The day came and despite my initial misgivings the interview went swimmingly. As an alcoholic, I find these minor islands of victory in my ocean of disappointments are most rewardingly punctuated by getting at least half-drunk, sometimes with others, but more often on my own with a newspaper for company (in the absence of which I am perfectly happy staring vacantly at pub walls, carpets and furniture.) This was one such occasion.

I knew my state benefit money would only stretch to six or seven pints of export strength lager at the most, so I had restricted the speed of my intake accordingly. By the end of the fourth, the drink was having its more familiar effects on my behaviour and general demeanour- the belching, the heartburn, the seemingly constant need to urinate, et cetera.

“Alright lover?”

In hindsight, I think I foresaw how the day was going to pan out. With its gammy leg, wildly skewwhiff left eye and Dunlop midriff, the specimen in front of me more closely resembled an obese pirate than it did a female. But I was fairly desperate at the time- willingness to debase oneself in one area, specifically employment, often leads to the sacrifice of dignity in other parts of one’s life.

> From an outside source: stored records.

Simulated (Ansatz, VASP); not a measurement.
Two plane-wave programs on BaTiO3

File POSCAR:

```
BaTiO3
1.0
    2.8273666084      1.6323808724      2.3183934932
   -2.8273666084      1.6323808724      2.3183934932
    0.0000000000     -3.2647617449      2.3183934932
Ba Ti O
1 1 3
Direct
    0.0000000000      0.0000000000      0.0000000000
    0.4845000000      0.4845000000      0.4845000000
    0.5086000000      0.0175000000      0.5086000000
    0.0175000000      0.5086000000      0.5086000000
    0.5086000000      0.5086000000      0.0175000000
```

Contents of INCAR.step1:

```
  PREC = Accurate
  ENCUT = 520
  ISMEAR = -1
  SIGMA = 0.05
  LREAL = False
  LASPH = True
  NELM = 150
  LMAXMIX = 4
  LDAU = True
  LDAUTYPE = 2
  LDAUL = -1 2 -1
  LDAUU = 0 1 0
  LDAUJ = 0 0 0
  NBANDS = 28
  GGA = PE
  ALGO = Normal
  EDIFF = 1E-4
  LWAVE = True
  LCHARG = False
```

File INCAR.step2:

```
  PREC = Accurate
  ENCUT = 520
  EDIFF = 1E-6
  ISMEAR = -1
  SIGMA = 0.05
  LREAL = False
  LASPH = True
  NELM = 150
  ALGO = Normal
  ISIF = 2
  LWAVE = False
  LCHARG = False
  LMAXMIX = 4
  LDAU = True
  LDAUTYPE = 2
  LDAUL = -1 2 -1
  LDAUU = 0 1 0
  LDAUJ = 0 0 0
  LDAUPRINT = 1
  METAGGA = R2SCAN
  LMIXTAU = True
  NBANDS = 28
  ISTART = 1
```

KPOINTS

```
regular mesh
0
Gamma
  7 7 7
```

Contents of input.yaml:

After a few drinks I made the necessary noises and it proved relatively easy to convince this whale to come back to my parents’ house. That’s right, I still live with my parents at the age of thirty, because I am a hopeless piss-artist.

My parents are in their late fifties and, though inebriated, I was vaguely aware that they wouldn’t appreciate the presence of a twenty-stone house guest, let alone a twenty-stone house guest having sexual relations with their drunken son.

I hustled this hippopotamus upstairs to the bedroom I have occupied since childhood. This was not as difficult as I’d feared, despite its enormous girth. But then disaster struck- I needed a slash. Badly.

“Stay in here. And whatever you do, DON’T  have any contact with the other members of my family.”

Operation Urination having been a complete success, I made my way back upstairs. Sure enough, the ogre I had charmed was sitting on the parental bed. I later learned she had apparently mistaken my mother for a housemate and cheerfully enquired “who are you then?”

Mortified, I hastily manoeuvred this monument to morbidity back to my bedroom, where I proceeded to noisily copulate with it. I do not remember a great deal of this part of the episode-and I suspect that may be for the best.

What I do remember, though, was hearing my middle class, middle-aged parents calling my name from downstairs and adding that they’d “like a word with me.”

The Beast never darkened our doorstep again.